1. Field of the Invention
This invention relates to coal flotation, and more particularly to coal froth flotation utilizing gaseous carbon dioxide for production of clean coal concentrates.
2. Description of the Prior Art
Froth flotation is a physicochemical separation process that depends on the attachment of air bubbles to hydrophobic particles. Other (hydrophilic) particles are wetted by the aqueous phase and will not attach to the air bubbles. Thus the separation of coal particles from gangue minerals by froth flotation occurs, for example, as dispersed air bubbles pass through a suspension of coal particles (-28 mesh). The bubble/particle aggregates of coal float to the surface and may be collected as a clean coal concentrate separated thereby from the wetted gangue particles.

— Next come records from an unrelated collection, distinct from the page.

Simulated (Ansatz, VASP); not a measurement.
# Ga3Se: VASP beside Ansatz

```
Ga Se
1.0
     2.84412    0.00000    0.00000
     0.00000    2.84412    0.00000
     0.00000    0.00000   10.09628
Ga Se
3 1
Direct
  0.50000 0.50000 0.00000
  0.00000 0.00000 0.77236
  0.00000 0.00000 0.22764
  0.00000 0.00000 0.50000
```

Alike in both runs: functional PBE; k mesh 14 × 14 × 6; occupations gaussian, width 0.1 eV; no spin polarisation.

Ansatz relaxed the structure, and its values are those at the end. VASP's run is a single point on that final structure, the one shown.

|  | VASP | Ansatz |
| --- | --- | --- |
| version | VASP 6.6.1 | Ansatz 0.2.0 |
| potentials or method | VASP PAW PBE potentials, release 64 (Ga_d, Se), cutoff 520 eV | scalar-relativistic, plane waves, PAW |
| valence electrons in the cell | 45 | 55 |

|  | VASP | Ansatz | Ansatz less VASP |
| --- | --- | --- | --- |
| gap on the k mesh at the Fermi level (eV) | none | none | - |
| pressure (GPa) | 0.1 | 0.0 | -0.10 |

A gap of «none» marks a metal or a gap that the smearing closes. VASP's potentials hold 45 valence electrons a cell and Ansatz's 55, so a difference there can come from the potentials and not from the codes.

Generally this process involves the use of suitable reagents (neutral molecular oils) to enhance the hydrophobic character of coal particles while the gangue mineral particles remain hydrophilic. These neutral molecular oils such as kerosene or fuel oil are called promoters and are used to enhance the attachment of air bubbles at the coal surface by forming a thin oil coating over the coal particles to be floated. Further, a frother is added to establish a stable froth phase to hold the bubble/particle aggregate. In coal flotation, frothers such as methyl isobutyl carbinol, terpinol, cresols, and polyglycols are frequently used. The choice of frother and oil depends on the desired level of selectivity with respect to ash and sulfur.
Although the foregoing known processes are successful for conventional coal flotation, it is more difficult to produce "super-clean" coal by flotation of finely ground coal (-400 mesh). The promoter which is used to increase hydrophobicity inadvertently adsorbs on the gangue minerals, and these gangue minerals subsequently migrate to the concentrate, thus decreasing the quality of the product. Also, reagent consumption is high because fine coal, due to its high surface area, adsorbs significant amounts of promoter and frother. Finally, the rate of fine coal flotation by existing flotation techniques is very slow. As a result, the production of super-clean coal by conventional froth flotation methods has had limited success.
A super-clean coal product is particularly desirable in the production of coal/water fuel. Coal/water fuel contains roughly 70% of the super-clean coal and is stabilized by the addition of various chemical additives so that it can be pumped, stored and used much like oil for which it is intended as a substitute.
In regard to the utilization of carbon dioxide in coal cleaning processes, some work has been done. For example, U.S. Pat. No. 4,522,628 to Savins discloses a method for removing ash from coal using liquid carbon dioxide under pressure in order to fracture and crush coal, not for flotation. In Savins, after comminution at high pressure and elevated temperature with liquid carbon dioxide, conventional flotation is used for coal recovery. Santhanam, in U.S. Pat. No. 4,206,610, also uses liquid carbon dioxide. The carbon dioxide is used in the Santhanam reference as a liquid to replace water as a medium to transport coal from mine to a remote processing plant. However, liquid carbon dioxide processes (transportation and cleaning) have inherent problems which relate to the chemical and physical properties of carbon dioxide (the need to keep it under positive pressure, etc.).
Other references treating coal for various purposes include U.S. Pat. No. 3,998,604 to Hinkley which discloses the use of acids for grinding of coal. Hinkley uses acid treatment (not gas) during grinding. This is a type of leaching reaction. Carbon dioxide is mentioned in passing as a companion to carbonic acid for the sole purpose of grinding and making an acid slurry. Subsequently, the ground coal is floated and whether the coal "floats" or "sinks" is dependent on the flotation reagents, not the gas used.
Steam and gaseous carbon dioxide have also been used in a high temperature coal process. Robinson et al, in U.S. Pat. No. 4,053,285, discloses a steam/carbon dioxide process for chemically treating (using hydrogen) previously prepared coal to lower the sulfur content. At high temperature and pressure, sulfur in the coal reacts with carbon dioxide and steam and is reduced to a sulfide. Flotation is not involved in this prior art reference.
No process is known which utilizes gaseous carbon dioxide to improve the hydrophobic character of the coal surface. That is, no process is known which uses gaseous carbon dioxide as a surface active reagent in the froth flotation cleaning of coal.